This is the multi-page printable view of this section. Click here to print.

Return to the regular view of this page.

Enriching log messages with external data

To properly interpret the events that the log messages describe, you must be able to handle log messages as part of a system of events, instead of individual information chunks. The AxoSyslog application allows you to import data from external sources to include in the log messages, thus extending, enriching, and complementing the data found in the log message.

The AxoSyslog application currently provides the following possibilities to enrich log messages.

1 - Adding metadata from an external file

In AxoSyslog version 3.8 and later, you can use an external database file to add additional metadata to your log messages. For example, you can create a database (or export it from an existing tool) that contains a list of hostnames or IP addresses, and the department of your organization that the host belongs to, the role of the host (mailserver, webserver, and so on), or similar contextual information.

The database file is a simple text file in comma-separated value (CSV) format, where each line contains the following information:

  • A selector or ID that appears in the log messages, for example, the hostname. To use shell-style globbing (wildcards) in selectors, see Shell-style globbing in the selector. You can also reference the name of a filter that matches the messages, see Using filters as selector

  • The name of the name-value pair that AxoSyslog adds to matching log messages.

  • The value of the name-value pairs. Starting with AxoSyslog version 3.22, the value of the name-value pair can be a template or a template function, for example, "selector3,name,$(echo $HOST_FROM)";

For example, the following csv-file contains three lines identified with the IP address, and adds the host-role field to the log message.

   192.168.1.1,host-role,webserver
    192.168.2.1,host-role,firewall
    192.168.3.1,host-role,mailserver

The database file:

The database file must comply with the RFC4180 CSV format, with the following exceptions and limitations:

  • The values of the CSV-file cannot contain line-breaks

To add multiple name-value pairs to a message, include a separate line in the database for each name-value pair, for example:

   192.168.1.1,host-role,webserver
    192.168.1.1,contact-person,"John Doe"
    192.168.1.1,contact-email,[email protected]

Technically, add-contextual-data() is a parser in AxoSyslog so you have to define it as a parser object.

Declaration:

   parser p_add_context_data {
        add-contextual-data(
            selector("${HOST}"),
            database("context-info-db.csv"),
        );
    };

You can also add data to messages that do not have a matching selector entry in the database using the default-selector() option.

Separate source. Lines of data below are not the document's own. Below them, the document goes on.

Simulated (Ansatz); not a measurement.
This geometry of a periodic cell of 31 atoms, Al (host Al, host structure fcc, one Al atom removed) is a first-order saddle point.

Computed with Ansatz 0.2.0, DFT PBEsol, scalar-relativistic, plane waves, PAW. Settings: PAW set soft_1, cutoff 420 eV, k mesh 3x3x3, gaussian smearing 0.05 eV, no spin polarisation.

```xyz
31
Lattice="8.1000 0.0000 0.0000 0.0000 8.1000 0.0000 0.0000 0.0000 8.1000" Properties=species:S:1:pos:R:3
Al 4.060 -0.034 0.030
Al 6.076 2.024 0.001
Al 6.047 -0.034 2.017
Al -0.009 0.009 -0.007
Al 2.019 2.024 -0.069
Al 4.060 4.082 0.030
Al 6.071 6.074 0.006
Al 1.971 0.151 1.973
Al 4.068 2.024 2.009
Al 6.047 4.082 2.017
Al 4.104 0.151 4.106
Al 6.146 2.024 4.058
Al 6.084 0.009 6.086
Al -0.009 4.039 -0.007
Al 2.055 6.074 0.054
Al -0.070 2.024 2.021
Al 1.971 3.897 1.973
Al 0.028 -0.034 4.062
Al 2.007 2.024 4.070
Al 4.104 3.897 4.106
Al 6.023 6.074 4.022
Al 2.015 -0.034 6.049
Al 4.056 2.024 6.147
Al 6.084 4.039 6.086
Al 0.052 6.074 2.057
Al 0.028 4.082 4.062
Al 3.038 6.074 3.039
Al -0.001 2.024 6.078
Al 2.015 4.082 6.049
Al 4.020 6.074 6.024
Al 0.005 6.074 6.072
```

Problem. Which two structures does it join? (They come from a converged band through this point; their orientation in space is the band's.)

If you modify the database file, you have to reload AxoSyslog for the changes to take effect. If reloading AxoSyslog or the database file fails for some reason, AxoSyslog will keep using the last working database file.

Example: Adding metadata from a CSV file

The following example defines uses a CSV database to add the role of the host based on its IP address, and prefixes the added name-value pairs with .metadata. The destination includes a template that simply appends the added name-value pairs to the end of the log message.

   @include "scl.conf"
    
    source s_network {
        network(port(5555));
    };
    
    destination d_local {
        file("/tmp/test-msgs.log"
        template("$MSG Additional metadata:[${.metadata.host-role}]")};
    
    parser p_add_context_data {
        add-contextual-data(selector("$SOURCEIP"), database("context-info-db.csv"), default-selector("unknown"), prefix(".metadata."));
    };
    
    log {
        source(s_network);
        parser(p_add_context_data);
        destination(d_local);
    };
   192.168.1.1,host-role,webserver
    192.168.2.1,host-role,firewall
    192.168.3.1,host-role,mailserver
    unknown,host-role,unknown

1.1 - Using filters as selector

To better control to which log messages you add contextual data, you can use filters as selectors. In this case, the first column of the CSV database file must contain the name of a filter. For each message, AxoSyslog evaluates the filters in the order they appear in the database file. If a filter matches the message, AxoSyslog adds the name-value pair related to the filter.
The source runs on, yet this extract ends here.